Klee was born in Switzerland on 18th December 1879 to a German father who taught music and Swiss singer Ida Marie. As a child, Klee was a natural draftsman and a talented young musician. He took violin lessons from the age of seven at the Municipal Music School and by age 11 was invited to play as a member of the celebrated Bern Music Association. By his teens however, Klee decided - much to the dismay of his parents – that he would rather focus on the visual arts.
Klee studied at the Academy of Fine Arts in Munich from 1898 where his skills as a draftsman quickly developed yet he struggled to grasp colour. During his third year at the school Klee reflected ‘I realised that I probably would never learn to paint.’
After gaining his degree in Fine Arts, Klee moved to Italy where he stayed until May 1902. Travelling though Florence, Naples and Rome he studied master painters from past centuries but found himself reverting to black and white drawings. By 1905, Klee came to experiment with etching, developing a method where he drew onto a blackened pane of glass using a needle. Klee’s first one-man exhibition came in 1910 at the Kunsthaus in Zurich were he displayed his early drawings and etchings.

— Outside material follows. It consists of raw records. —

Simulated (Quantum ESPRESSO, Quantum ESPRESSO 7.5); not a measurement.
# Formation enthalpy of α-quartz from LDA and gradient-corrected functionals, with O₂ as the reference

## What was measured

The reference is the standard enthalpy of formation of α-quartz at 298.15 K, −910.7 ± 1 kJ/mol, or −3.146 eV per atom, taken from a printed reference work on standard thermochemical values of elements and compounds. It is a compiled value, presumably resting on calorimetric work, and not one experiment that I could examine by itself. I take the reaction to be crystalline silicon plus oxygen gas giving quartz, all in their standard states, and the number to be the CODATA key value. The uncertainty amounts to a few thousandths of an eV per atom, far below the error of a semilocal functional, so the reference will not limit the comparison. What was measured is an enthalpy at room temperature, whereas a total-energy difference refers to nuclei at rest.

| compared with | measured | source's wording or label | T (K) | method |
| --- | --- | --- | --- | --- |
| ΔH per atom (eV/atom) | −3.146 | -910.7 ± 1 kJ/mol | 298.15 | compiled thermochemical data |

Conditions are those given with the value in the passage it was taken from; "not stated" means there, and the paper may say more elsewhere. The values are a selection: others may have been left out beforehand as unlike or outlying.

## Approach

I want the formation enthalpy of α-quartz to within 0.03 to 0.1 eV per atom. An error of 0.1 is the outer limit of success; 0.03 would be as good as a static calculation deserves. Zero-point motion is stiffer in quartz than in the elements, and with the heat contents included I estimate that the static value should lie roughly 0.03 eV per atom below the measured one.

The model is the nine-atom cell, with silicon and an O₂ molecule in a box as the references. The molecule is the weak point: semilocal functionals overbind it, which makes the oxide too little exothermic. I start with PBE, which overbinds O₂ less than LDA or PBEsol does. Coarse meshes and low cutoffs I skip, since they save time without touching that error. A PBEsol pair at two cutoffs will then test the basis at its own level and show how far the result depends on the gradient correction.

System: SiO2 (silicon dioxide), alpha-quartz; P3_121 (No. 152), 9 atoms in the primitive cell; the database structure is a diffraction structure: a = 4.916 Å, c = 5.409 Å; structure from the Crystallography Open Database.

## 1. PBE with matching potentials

1911 saw Klee join the editorial team of the Der Blaue Reiter (The Blue Rider) - a group of artists, co-founded by Wassily Kandinsky. Klee recalled about Kandinsky ‘I came to feel a deep trust in him. He is somebody, and has an exceptionally beautiful and lucid mind.’ Kandinsky went on to be a long friend, colleague and influencer of Klee. In the following years, Klee began to focus once again on colour theories; on a trip to Paris he met Robert Delaunay and found influence in his use of colour. Shortly after Klee produced some of his earliest watercolours including, The Quarry (1913).
A defining moment for Klee came in 1914 during a trip to Tunisia. There he found himself captivated by the natural light in the county. ‘Colour has taken possession of me; no longer do I have to chase after it, I know that it has hold of me forever... Colour and I are one. I am a painter.’ Soon after Klee created his very first purely abstract painting titled, Kairouan which was made up from coloured rectangles and some circles. From that point on, rectangles became the standard building blocks for much of his work.
Over the years, Klee continued to build on and adapt the way he used colour and also worked as a teacher at the famous Bauhaus school of modern art, alongside Kandinsky, from 1921-1931. In 1932, Klee produce Ad Parnassum, his most celebrated piece of work often referred to as his masterpiece. Up until his death in 1940, Klee continued to paint regularly and would start off his day by playing the violin before moving on to the canvas.